Fifteen hours a week is nearly two full working days. Most founders we talk to insist they don't have 15 hours to give up. But when we run a time audit, we find the hours every time. They're hidden inside tasks that feel necessary but are actually structural time drains.
The hidden time drain categories
1. Reactive communication (3–5 hours/week)
Email and messaging that doesn't require your judgment but demands your attention. Confirming appointments. Answering questions already answered in your FAQ. These feel instant, but they fragment your focus.
2. Process administration (4–6 hours/week)
Updating your CRM after calls. Filing documents. Creating reports from data you already have. All assembly work, zero strategic value.
3. Research and information gathering (2–3 hours/week)
Looking up competitors. Finding contact information. Compiling market data. Work that requires intelligence, but not your intelligence specifically.
4. Scheduling and coordination (1–3 hours/week)
The back-and-forth of finding meeting times, confirming attendance, sending agendas. Coordination work that feels like communication but isn't.
Total conservative estimate: 10–17 hours per week. And that's before accounting for context-switching costs, which research suggests multiply each interruption by 3–5x.

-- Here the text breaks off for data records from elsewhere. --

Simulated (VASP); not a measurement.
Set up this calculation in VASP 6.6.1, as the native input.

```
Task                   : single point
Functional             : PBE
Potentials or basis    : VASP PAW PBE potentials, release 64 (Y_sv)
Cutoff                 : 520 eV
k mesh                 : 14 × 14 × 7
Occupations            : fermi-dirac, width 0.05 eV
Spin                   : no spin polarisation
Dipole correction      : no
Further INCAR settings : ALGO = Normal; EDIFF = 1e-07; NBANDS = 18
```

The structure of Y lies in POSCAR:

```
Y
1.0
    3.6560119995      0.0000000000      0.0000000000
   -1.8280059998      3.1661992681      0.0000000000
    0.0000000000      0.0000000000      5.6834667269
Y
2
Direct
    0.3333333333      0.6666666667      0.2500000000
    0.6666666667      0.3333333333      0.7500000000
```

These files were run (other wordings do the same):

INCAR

The 3-step reclaim framework
Step 1: Audit for 3 days
Set a timer for every task you do. Don't filter, log everything, including the "just a second" tasks.
Step 2: Score each task
Give each task two scores from 1–5: one for strategic judgment required, one for only-you knowledge required. Low scores on both = delegation candidates.
Step 3: Delegate by category, not by task
Give your VA ownership of entire categories: your inbox triage, CRM updates, the research function. This is exponentially faster than task-by-task delegation.